Waves on stretched strings are fascinating phenomena that depend on tension and linear density. Higher tension speeds up waves, while greater linear density slows them down. These factors affect wave speed, which is crucial for understanding string instruments and other vibrating systems.

The wave speed formula, v = √(T/μ), connects tension and linear density to wave behavior. This relationship helps explain how changing string properties alters frequency and wavelength. Understanding these concepts is key to grasping harmonic oscillations and standing waves in vibrating strings.
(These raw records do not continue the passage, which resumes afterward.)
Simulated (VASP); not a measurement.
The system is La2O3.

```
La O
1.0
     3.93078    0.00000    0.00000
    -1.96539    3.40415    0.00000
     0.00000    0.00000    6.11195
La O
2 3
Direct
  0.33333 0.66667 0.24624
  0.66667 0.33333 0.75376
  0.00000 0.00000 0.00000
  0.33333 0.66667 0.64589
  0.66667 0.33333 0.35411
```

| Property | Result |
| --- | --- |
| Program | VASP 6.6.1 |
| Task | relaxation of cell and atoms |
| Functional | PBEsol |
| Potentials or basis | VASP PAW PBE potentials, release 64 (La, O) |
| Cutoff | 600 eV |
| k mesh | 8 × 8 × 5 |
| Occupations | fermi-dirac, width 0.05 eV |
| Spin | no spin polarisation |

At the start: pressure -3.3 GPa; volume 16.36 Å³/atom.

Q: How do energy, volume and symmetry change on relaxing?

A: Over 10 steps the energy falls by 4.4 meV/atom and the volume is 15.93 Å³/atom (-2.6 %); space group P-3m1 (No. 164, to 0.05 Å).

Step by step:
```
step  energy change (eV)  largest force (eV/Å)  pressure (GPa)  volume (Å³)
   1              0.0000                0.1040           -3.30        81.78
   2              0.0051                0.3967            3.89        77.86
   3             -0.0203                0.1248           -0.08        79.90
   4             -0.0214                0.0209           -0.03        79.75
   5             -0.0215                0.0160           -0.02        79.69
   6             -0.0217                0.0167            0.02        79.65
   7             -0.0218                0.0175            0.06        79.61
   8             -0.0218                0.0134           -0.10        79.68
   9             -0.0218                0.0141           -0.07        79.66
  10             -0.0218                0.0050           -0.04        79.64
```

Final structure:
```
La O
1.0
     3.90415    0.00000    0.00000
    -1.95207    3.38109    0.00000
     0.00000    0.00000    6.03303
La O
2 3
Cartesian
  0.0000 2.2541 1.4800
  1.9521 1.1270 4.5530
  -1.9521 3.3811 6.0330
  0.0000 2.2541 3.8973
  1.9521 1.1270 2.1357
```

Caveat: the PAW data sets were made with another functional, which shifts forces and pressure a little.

Wave Properties on a Stretched String

Factors affecting wave speed

• Tension
  • Force applied to the string that stretches it taut
  • Directly proportional to the square root of the tension ($v \propto \sqrt{T}$)
  • Higher tension leads to faster wave propagation (tightening a guitar string)
• Linear density
  • Mass per unit length of the string, denoted by the symbol $\mu$
  • Inversely proportional to the square root of the linear density ($v \propto \frac{1}{\sqrt{\mu}}$)
  • Lower linear density results in faster wave speed (thinner strings on a violin)

Wave speed calculation

• Mathematical relationship: $v = \sqrt{\frac{T}{\mu}}$
  • $v$ represents the wave speed measured in meters per second (m/s)
  • $T$ stands for the tension in the string, expressed in newtons (N)
  • $\mu$ symbolizes the linear density of the string in kilograms per meter (kg/m)
• Steps to calculate wave speed:
  1. Measure the tension applied to the string using a force sensor or spring scale
  2. Determine the linear density by dividing the string's mass by its length
  3. Plug in the values for tension and linear density into the wave speed equation
  4. Solve the equation for $v$ to obtain the wave speed

Effects of string properties

• Frequency and wavelength related by the equation: $v = f\lambda$
  • $f$ denotes the frequency of the wave in hertz (Hz)
  • $\lambda$ represents the wavelength measured in meters (m)
  • Altering string properties affects frequency and wavelength while maintaining this relationship
• Increasing tension
  • Raises the wave speed, causing the wavelength to increase if frequency remains constant (longer waves on a tighter string)
  • Increases the frequency if wavelength is held constant, resulting in higher pitch (tightening a violin string)
• Increasing linear density
  • Lowers the wave speed, leading to shorter wavelengths if frequency is unchanged (shorter waves on a thicker string)
  • Decreases the frequency when wavelength remains constant, producing a lower pitch (using a thicker guitar string)
• Amplitude of the wave does not affect its speed on a stretched string

Harmonic oscillations and standing waves

• Harmonic oscillation occurs when the string vibrates at its natural frequencies
• Standing waves form when waves traveling in opposite directions interfere constructively
  • Nodes: points of minimum amplitude
  • Antinodes: points of maximum amplitude
• Resonance occurs when the driving frequency matches a natural frequency of the string
  • Results in increased amplitude of vibration